The Unpopular but Essential Skill

The Skill of Discipline

dawn fashion people woman

As parents, the word “discipline” may very well trigger feelings such as drudgery, inadequacy, or weariness. If you ask me, this reaction isn’t surprising. We may have developed negative associations with “discipline” from our growing up years; or at the very least, we likely have experienced parental fatigue trying to “discipline” our own children. To counter this reaction, I recommend thinking of discipline as a practice of refocusing. This is particularly helpful when it comes to the approach we take to screen-time.

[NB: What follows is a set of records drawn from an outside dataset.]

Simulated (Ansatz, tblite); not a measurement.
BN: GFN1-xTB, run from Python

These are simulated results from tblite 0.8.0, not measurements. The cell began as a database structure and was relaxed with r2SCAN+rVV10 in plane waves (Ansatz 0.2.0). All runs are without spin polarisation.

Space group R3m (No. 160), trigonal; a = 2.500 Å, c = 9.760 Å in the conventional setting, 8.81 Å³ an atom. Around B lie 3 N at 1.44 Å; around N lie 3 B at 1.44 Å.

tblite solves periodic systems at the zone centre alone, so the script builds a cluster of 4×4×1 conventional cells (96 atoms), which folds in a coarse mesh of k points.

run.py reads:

Developing a daily practice of refocusing is necessary for each of us to become the masters of our screen-time rather than servants. For example, how much effort does it take to become distracted on our smartphones, laptops, or tablets? Mmm . . . yeah, like no effort at all!  A small twitch of our thumb is all it takes to swipe, scroll, or tap the touchscreen of our smart-phone and become lost in distraction. It’s not so much a matter of if we will get distracted, but rather a matter of how quickly we can recognize we are getting distracted and refocus our attention on things that matter. So how can we teach our children how to refocus their attention and avoid habits of perpetual distraction with screens?

Disciplined Defense

Teaching our kids to delay gratification by doing chores, homework, exercise, or art before getting on a screen for entertainment, teaches them focus and discipline. When our children learn to stick to screen-time, time limits, they learn how to discipline and refocus. When our children learn to turn off their screens at bed-time, and keep them off, refocus and discipline are developed. When our teenagers get up in the morning and take time to meditate or exercise before checking their phones, this is discipline. All of these practices help and train our children and youth to focus or refocus on things with valuable, long-lasting results.

Disciplined Offense 

In the post, With Purpose, I highlight the powerful impact having a goal or purpose in mind gives to our screen-time. As we help our children identify things they want to learn, accomplish and experience in life; screen-time can become a powerful tool to propel them forward in the pursuit of exciting accomplishments with long-lasting value. Developing the discipline to think about what they intend to accomplish by getting on a screen will empower our children and youth to do awesome things in their life! 

Putting It Together

I’ve seen in my own family how routines help younger children learn to delay gratification (albeit often grudgingly ;-). Routines also help them learn the skill of refocusing their attention on the physical needs of their bodies, home, and those around them. For teenagers, helping them identify motivating goals along with supportive routines can encourage them to develop their discipline and refocusing muscles. Implementing new routines involving discipline will likely be difficult at first. However, as we listen to our children as they share their concerns as well as their dreams and goals, understanding and buy-in will come. With clear communication and loving encouragement, our children and teenagers will grow in their ability to practice focus and discipline in their approach to screens. As our children and youth practice discipline with screen-time, marvelous results will come. The level of joy, fulfillment, and health they experience in their lives will be much greater as a result.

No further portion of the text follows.